P O S T E D B Y A L B E R T
1.
Luxury! Opulence! The hotel was, to my eyes, spectacular, a Taj Mahal next to the Econo-Lodges I had patronized in my days as a nonprofit drudge. I danced around my well-appointed room in nothing but my socks, flicking every switch I could. Free coffee! Bottled water! A mini bar bursting with Snickers and Pringles! I paused in the bathroom to admire the bewildering array of towels, wondering how one person could possibly use them all. I surfed the 200 channels of my flat screen TV. Downstairs in the health club I felt like Odysseus after years of travel and shipwreck, home again in his beloved Ithaca enjoying a magnificently heated pool. And—what was this? a machine to spin-dry my bathing suit? Short of Havana in the 1950s, could anything possibly have been more decadent?
That was 1994. I was young and had clearly come up in the world, attending my first philanthropy conference as a grantmaker, and being introduced, I imagined, to all the privileges of that office. But the surprises that greeted me in my hotel were trifles compared with those that followed.
At that night’s reception I visited long tables buried with sushi and tropical fruits, cheeses and finger foods of every description. My colleagues and I hoovered up mouthfuls of shrimp and swam through bottles of wine. This was just the appetizer. Down the street a ways, the San Francisco Museum of Modern Art was given entirely to us. A jazz trio greeted us as we entered that beautiful building. Music! Magnificent art! More food and wine! As a sometime proponent of nonprofit austerity, I gaped at all this excess with a mixture of pain and delight—mostly delight.
A workmate of mine stood nearby as I devoured my tenth chicken sate, licking the peanut sauce from my fingers. For months he had endured my little speeches on Boston’s poor, and now he was following me through the crowds, watching how I would react to this extravagant bacchanal. Would I now, having been completely sated with food and drink, storm out of the museum in protest, later asserting that the money could have been better spent on the poor? I picked up another dumpling, struggling with my conscience. “Viva la revolución!” I finally told him, before skulking away to the dessert table.
2.
There was an affliction of the soul that became very fashionable in Russia of the 1860s. This affliction, which translates roughly as “civic grief,” was characterized by an acute suffering over social ills and inequities. Apparently, the deaths of some high school students in Petersburg were attributed to this excess of empathy. Was I expecting some mass display of civic grief at the conference I just described? a harrowing yet nevertheless inspiring self-immolation on Market Street? None of these things, really, but I did search for a token of solidarity, for some sign of a shared purpose that transcended our particular organizations, that transcended even heaven and its saints. Here we were in one of the great cities of the world, in the bang and clang of its many contradictions. I remembered the words of the great 19th century Scottish evangelist Henry Drummond:
[T]he Church with all its splendid equipment, the cloister with all its holy opportunity, are not the final instruments for fitting men for Heaven. The City, in many of its functions, is a greater Church than the Church. It is amid the whirr of its machinery and in the discipline of its life that the souls of men are really made. How great its opportunity is we are few of us aware. It is such slow work getting better, the daily round is so very common, our ideas of a heavenly life are so unreal and mystical that even when the highest Heaven lies all around us, when we might touch it, and dwell in it every day we live, we almost fail to see that it is there.
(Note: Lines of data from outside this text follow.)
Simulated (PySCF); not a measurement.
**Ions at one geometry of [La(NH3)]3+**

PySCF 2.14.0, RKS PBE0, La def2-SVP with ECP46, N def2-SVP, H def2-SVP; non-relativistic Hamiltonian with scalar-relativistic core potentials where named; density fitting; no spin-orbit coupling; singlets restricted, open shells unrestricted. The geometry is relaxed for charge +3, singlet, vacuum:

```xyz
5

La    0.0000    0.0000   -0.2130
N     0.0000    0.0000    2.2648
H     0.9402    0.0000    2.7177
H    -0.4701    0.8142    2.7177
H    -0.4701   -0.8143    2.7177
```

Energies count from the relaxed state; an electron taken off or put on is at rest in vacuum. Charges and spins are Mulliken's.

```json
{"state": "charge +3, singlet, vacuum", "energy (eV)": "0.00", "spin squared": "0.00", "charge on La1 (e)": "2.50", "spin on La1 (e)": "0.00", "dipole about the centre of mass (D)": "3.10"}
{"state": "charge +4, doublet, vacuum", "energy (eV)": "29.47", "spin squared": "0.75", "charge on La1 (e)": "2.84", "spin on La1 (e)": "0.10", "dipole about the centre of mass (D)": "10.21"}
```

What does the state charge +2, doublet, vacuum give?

Seventeen years after my first conference, here I am in the heart of Philadelphia, a crushing poverty to our north and foreclosures all around. Here is where our souls might be forged. And yet a collective vision of heaven still lies beyond our reach. As for civic grief, we can barely attain to civic disconsolation.
3.
I’ve learned to expect far less than civic grief from these great gatherings of grantmakers. As in times past, we will urge one another to provide general operating support to our grantees; to work in meaningful partnership with the communities we serve; to collaborate for greater impact. As before, we’ll feel a slight pang as an army of mostly black and brown waiters fans out across the ballroom to serve mostly white patrons. There will be the customary bouts of self-congratulation and a heart-warming video of poor children who are now college-bound. Then, we will pack our bags and leave.
Perhaps this is as much as we can expect from philanthropy, a discipline that has become increasingly technocratic over the past several years. Perhaps this is what inevitably happens when a calling is transformed into a career.
I’m inspired by the younger people coming into philanthropy. They’re smart and talented, and the more irreverent they are, the more I admire them. But I don’t believe, as some do, that the salvation of the field will come from them. My fear is that us old-timers have done too good a job of reproducing ourselves in the next generation of grantmakers. Nor will the salvation of the field come from technology. Technology will at best enable us to use ever-more complicated tools to leave untouched the basic structures of social, economic, and political oppression.
I don’t know about the field of philanthropy, but what I most need right now is a brutal honesty about my very limited relevance as a grantmaker, a hard look in the hallway mirror before I leave my hotel room and turn in my keys.